Discrete Random Variables

The Bernoulli distribution is a probability distribution of a random variable which takes on a value in \(\{0, 1\}\):

\begin{align} \mathbb{P}[X=i] = \begin{cases} p & i=1 \\ 1-p & i=0 \end{cases} \end{align}

where \(0 \leq p \leq 1\). We write \(X \sim \text{Bernoulli}(p)\) or \(X \sim \text{Ber}(p)\) to say that \(X\) is distributed as a Bernoulli random variable with parameter \(p\).

Say we have \(B\) blue balls, \(R\) red balls, and we sample \(n\) times with replacement. Call drawing a blue ball with probability \(p\) a success. Then, let our random variable \(X\) be the number of successes in our \(n\) samples.

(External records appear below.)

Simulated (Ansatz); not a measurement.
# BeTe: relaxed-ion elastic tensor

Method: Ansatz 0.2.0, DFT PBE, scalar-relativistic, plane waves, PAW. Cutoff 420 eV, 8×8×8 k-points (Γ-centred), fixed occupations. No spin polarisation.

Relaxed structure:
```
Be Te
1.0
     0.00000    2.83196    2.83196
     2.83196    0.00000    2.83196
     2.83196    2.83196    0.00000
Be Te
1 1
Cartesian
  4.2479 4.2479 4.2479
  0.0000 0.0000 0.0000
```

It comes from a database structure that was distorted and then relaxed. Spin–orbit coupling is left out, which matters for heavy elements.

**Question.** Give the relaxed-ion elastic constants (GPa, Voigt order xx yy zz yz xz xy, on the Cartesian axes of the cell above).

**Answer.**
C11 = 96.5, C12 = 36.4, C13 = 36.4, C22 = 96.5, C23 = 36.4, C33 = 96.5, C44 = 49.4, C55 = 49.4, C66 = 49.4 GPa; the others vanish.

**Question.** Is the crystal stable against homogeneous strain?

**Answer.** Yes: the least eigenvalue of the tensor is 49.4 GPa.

The probability of getting exactly \(k\) successes follows a binomial distribution as follows:

\begin{align} \mathbb{P}[X=k] = \binom{n}{k}p^k(1-p)^{n-k} \end{align}

for \(k = 0, 1, \dots , n\). A random variable with this distribution is called a binomial random variable, and we write \(X \sim \text{Bin}(n,p)\) where \(n\) denotes the number of trials and \(p\) is the probability of success.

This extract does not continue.